Green finance has emerged as a new driving force to promote environmental improvement and resource conservation, guiding technological advancements, accelerating industrial restructuring, and promoting high-quality economic development. In particular, green bonds possess the dual attributes of being both “green” and “financial”, making them a critical component of China’s green financial system. Although there have been opposing assumptions regarding the true environmental impact of green bonds, empirical testing is needed to determine their effectiveness in reducing pollution emissions and promoting high-quality economic development.
This paper examines the regional carbon emission reduction effect of green bonds and their internal mechanisms, while empirically testing their impact on high-quality economic development based on green total factor productivity (GTFP). The findings indicate that: (1) Green bonds can significantly reduce urban carbon emission intensity, especially in regions with a high degree of financial marketization and weak environmental regulation. (2) Green bonds can improve environmental protection investment by easing financing constraints for enterprises and raising social attention to fulfill environmental and social responsibilities. (3) Green bonds can significantly enhance urban GTFP, thereby promoting high-quality economic development.

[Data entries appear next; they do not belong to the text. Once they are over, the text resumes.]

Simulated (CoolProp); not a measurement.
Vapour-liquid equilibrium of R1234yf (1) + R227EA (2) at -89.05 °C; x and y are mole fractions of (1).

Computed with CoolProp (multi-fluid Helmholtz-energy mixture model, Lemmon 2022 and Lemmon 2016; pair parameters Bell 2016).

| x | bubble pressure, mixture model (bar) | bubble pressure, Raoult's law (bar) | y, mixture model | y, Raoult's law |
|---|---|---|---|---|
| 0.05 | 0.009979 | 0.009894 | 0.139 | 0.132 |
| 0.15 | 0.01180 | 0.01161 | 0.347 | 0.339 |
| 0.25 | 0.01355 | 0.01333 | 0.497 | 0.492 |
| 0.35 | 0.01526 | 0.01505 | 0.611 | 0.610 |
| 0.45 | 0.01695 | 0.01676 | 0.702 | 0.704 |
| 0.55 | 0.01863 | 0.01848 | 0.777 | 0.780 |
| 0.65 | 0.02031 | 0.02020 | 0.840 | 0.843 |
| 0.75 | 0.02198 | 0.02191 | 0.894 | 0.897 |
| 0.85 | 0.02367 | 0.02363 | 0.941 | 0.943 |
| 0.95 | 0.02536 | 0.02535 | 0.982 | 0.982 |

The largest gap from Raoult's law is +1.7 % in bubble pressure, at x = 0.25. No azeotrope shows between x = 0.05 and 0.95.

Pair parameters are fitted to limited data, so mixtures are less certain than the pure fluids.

This study’s possible contributions are as follows: (1) From a macro-aggregate perspective, it identifies the causal relationship between green bonds and urban carbon emission intensity, assessing the macroeconomic implications of green bonds and further enriching the literature on the interaction between green bonds and environmental governance. (2) By summarizing the amount of green bonds issued by prefecture-level cities, it evaluates how green bonds can promote high-quality economic development based on the unique characteristics of China’s top-down bond market. (3) From the perspective of heterogeneity, it assesses the boundary of the carbon emission reduction effect of green bonds, providing theoretical support and policy guidance for the spatial selection of green financial policies.
In conclusion, this paper confirms the vital role of green bonds in achieving a balance between economic development and environmental governance, while also providing a theoretical foundation and policy recommendations for advancing green finance to promote high-quality economic development.